Rule #5: Quality Content… Pretty, with Video

Quality content is still the name of the game for Generation Z. As marketers continue to blast noise on social media, today’s youth are growing weary of the surface-level nonsense. Bad content, however, can have pronounced negative consequences for brands. According to research by Adobe, 71 percent of consumers reported that they would not buy from a brand that pushes content that is poorly written, irrelevant, or poorly designed.133

Generation Z prioritizes true and authentic messaging as much as they do articulate and well-designed copy. They rely on content creators to provide quality content that inspires, educates, and brings people together as a community.

But get this: your content does not always have to be fresh. B2B managers, look alive! Because for skill-based learning, Generation Z is just as interested in evergreen articles, as long as they are still relevant to the task at hand. They certainly like to follow YouTubers and watch their videos, often in order (similar to binge-watching multiple seasons of your favorite show). But as long as the content is not outdated nor the products old, Generation Z will soak in the content.


  • Do I have enough content? Is it in the right places?
  • How organized is my content on YouTube and Instagram?
  • What categories should we create in Instagram story highlights?
  • How will you humor your customers?
  • What research do I need?
  • What research can I pull from already?
  • What is the first step?
  • What is this dependent on?
  • What can I do today to move this forward?


Rule #6: Be the Hustle

Red Bull is an example of a brand doing original content creation that taps into this mindset. They do an unbelievable job producing their video series, and its 8 million YouTube subscribers seem to agree! Instead of showing products, it entertains and engages Generation Z consumers with beautifully-produced video that captures attention, keeps them watching, and develops a relationship between brand and customer. Instead of sponsoring an influencer to showcase their drink, they have chosen to go bigger: original content with larger-than-life production and themes. This creative aligns with the carefully crafted and curated lifestyle brand they want to portray.

Marketers, whatever your product or service, whatever your industry, one thing is certain: be clear and focused in your message, and connect it to the advancement of your Generation Z customers.


  • How can I incorporate people at the top of their games to my brand and in my content?
  • How can I talk about growing wealth or saving?
  • Which brands can I partner with?
  • What can I do today to move this forward?
  • How can my brand bring relief to their chaotic lives?
  • How can I feature hacks in my content?


Rule #7: Stand for Something

While this is a no-brainer for Fortune 500 companies, many mid-sized or small companies wonder if the benefits are worth it. Where Generation Z is involved, the answer is categorically YES. The dollar amount is less important than the fact that your company stands for something. It is always a positive story when people are helping others, even if your financial contribution is less than large companies, you can still benefit from the exposure.

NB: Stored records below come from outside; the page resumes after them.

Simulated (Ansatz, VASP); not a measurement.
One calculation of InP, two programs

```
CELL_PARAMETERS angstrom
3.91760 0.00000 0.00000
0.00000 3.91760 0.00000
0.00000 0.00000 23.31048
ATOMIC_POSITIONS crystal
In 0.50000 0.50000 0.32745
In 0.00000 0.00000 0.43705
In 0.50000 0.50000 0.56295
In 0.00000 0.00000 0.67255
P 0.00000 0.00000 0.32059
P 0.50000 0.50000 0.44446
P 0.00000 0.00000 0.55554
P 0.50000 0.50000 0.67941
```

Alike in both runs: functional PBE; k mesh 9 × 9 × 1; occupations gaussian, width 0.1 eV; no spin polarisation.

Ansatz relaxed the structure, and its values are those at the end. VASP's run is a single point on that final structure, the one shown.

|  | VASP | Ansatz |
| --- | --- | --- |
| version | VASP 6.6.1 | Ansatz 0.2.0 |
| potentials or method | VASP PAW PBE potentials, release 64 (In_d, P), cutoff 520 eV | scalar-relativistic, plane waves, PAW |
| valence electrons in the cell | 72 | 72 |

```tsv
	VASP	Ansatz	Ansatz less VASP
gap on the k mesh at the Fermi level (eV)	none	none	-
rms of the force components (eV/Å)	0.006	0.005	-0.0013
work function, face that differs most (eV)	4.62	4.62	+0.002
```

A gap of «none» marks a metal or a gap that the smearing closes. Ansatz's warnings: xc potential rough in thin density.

Be strategic with the cause(s) you support. Either choose a cause that is in some way related to your line of business (e.g., WW choosing childhood obesity as their social focus) or a cause that is close to home for your employees.


  • What does my brand stand for?
  • What should my brand stand for?
  • If we were to pick one cause, what would it be?
  • How does that cause relate to my industry or employees?
  • What research do I need?
  • What can I do today to move this forward?


Rule #8: Create Seamless, Personalized Experiences

if Generation Z notices even the slightest slowdown or inconvenience—even if it was due to their device switching—it is all over and any loyalty you had built up will be gone in an instant. With this generation, perfectly executed, seamless transitions are a must. Of course, everything needs to work flawlessly on mobile as well, preferably in an app over a mobile website. If Generation Z notices the technology, you are doing something wrong.

Generation Z has grown up with constant connection. This has fundamentally changed their perception of convenience, and they expect a lot more from you. Everything is about speed, and time is directly linked to customer experience. While they may be more demanding, compared to other generations, they are actually willing to pay for convenience. How Generation Z expects products and services to be delivered creates new opportunities for marketers to explore various channels. Same-day delivery and mobile self-checkouts in stores may be the key to loyalty for this generation.


  • How much friction occurs in our customer experiences?
  • What is the ultimate goal?
  • What does success look like?
  • What has stopped you in the past?
  • What research do I need?
  • What research can I pull from already?
  • What is the first step?
  • What is this dependent on?
  • What can I do today to move this forward?


Rule #9: Support Buying in The Research Phase

Now we get to talk about the research phase, and how marketers can support buying decisions at this time. Generation Z demands more value for their money, and is willing to spend time conducting voluminous research on any potential purchase. As marketers, we can help them along in this endeavor in a few key ways.

First, we can provide them with easily scannable details they need in quick visual formats—for instance, a list of the services or features you offer and how top competitors stack up. Just make sure this type of matrix is able to be readily viewed on mobile, as Generation Z is twice as likely to convert on mobile over any other demographic.


  • How do my customers find me?
  • What research do they do pre-purchase?
  • What research is required for re-ordering?
  • Where in the research stage can I encourage sharing?
  • What would make my pricing more transparent?
  • What is this all dependent on?
  • What can I do today to move this forward?


Rule #10: Manufacture Delight Within the Journey

When was the last time you were truly delighted by a product or service?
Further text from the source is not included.